Dealing with the Brexit trilemma : How Johnson’s approach differed from TMay’s

Dealing with the Brexit trilemma : How Johnson’s approach differed from TMay’s

A guest slot from Timothy Hinton

I have consistently misunderstood the Brexit options open to the UK as existing on a continuum, from the softest Single Market + Customs Union extreme on one end to the hardest No Deal extreme on the other. The choices made by Boris Johnson, and the relative speed with which the UK and EU were able to reach agreement on a radically different deal, have made it clear that the main options have been much more discrete.

If we consider the December 2017 Joint Report we can see that Brexit is a classic example of an impossible trinity, or trilemma. There exist three options, of which a Brexit deal can consist of only two. The three options are: (1) to avoid regulatory divergence between the Republic of Ireland and Northern Ireland (thus supporting the all-Ireland economy and the Good Friday Agreement), (2) to avoid regulatory divergence between Great Britain and Northern Ireland (thus preserving the Union), (3) to create regulatory divergence between Great Britain and the EU (thus taking back control).

Remainers and the EU have been successful in ensuring that respecting the Good Friday Agreement must be one of the two options chosen. The UK would not choose No Deal. The EU would stand by Ireland. The fundamental choice for the UK has then been between preserving the Union and taking back control. One factor that helped to obscure the reality of this choice was the magical thinking from many Leavers that there was a technological solution that would allow all three options in the trilemma to be chosen, or that the UK could simply walk away from its commitment to the GFA without any serious repercussions (for example to its international reputation).

With Johnson’s deal we can see that reality has imposed itself and a different choice to May has been made. While May’s choice was for preserving the Union, Johnson’s has been for taking back control. Making the distinction in this way I can understand why the more extreme Leavers would be happier with Johnson’s deal, and how much opposition Remainers and the DUP lost by opposing May’s deal.

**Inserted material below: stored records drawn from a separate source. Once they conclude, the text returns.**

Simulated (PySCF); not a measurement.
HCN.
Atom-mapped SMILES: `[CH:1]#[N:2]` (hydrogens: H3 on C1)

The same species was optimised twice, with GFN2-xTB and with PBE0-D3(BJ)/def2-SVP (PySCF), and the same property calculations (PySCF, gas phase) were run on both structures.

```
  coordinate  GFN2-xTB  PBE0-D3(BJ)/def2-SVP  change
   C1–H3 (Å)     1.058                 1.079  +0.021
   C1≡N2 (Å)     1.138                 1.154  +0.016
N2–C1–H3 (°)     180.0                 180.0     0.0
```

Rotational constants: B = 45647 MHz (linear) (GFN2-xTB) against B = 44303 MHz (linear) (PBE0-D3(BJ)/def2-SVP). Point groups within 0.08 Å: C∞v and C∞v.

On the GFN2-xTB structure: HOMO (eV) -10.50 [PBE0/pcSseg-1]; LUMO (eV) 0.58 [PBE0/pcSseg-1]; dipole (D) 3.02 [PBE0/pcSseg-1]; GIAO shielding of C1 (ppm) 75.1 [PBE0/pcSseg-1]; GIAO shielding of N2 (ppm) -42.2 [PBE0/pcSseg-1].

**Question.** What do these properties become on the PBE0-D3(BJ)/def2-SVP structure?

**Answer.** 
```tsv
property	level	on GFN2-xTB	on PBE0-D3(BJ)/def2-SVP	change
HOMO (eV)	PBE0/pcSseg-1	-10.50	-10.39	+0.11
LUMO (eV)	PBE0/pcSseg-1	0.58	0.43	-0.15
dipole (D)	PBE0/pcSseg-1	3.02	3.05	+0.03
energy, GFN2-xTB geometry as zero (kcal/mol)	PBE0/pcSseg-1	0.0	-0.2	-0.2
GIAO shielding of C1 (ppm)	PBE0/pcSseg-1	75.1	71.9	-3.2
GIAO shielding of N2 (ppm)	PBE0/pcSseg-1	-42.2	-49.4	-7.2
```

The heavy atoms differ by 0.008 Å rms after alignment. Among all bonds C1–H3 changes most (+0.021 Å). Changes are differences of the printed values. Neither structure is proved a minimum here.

The alternative to May’s Deal was never going to be a softer Brexit, or one with stronger ties between Great Britain and Northern Ireland, as it was the softer of the two available options in the Brexit Trilemma that put preserving the Union ahead of taking back control.

One argument that has been made to justify the opposition of Remainers to May’s deal was that it would have been wrong for Remainer MPs to effectively impose a deal on Leaver MPs that they did not consent to. If the ERG do vote with very few exceptions for Johnson’s deal that argument would suggest that Remainers should not stand in the way of its passage. However, perhaps there is still an argument for a second referendum. The public have not been involved in the choice between the three options of the Brexit trilemma.

There now exist two deals which represent the two combinations of the trilemma that respect the Good Friday Agreement. Perhaps we ought to put the choice between May’s Deal, and Johnson’s, to a public vote?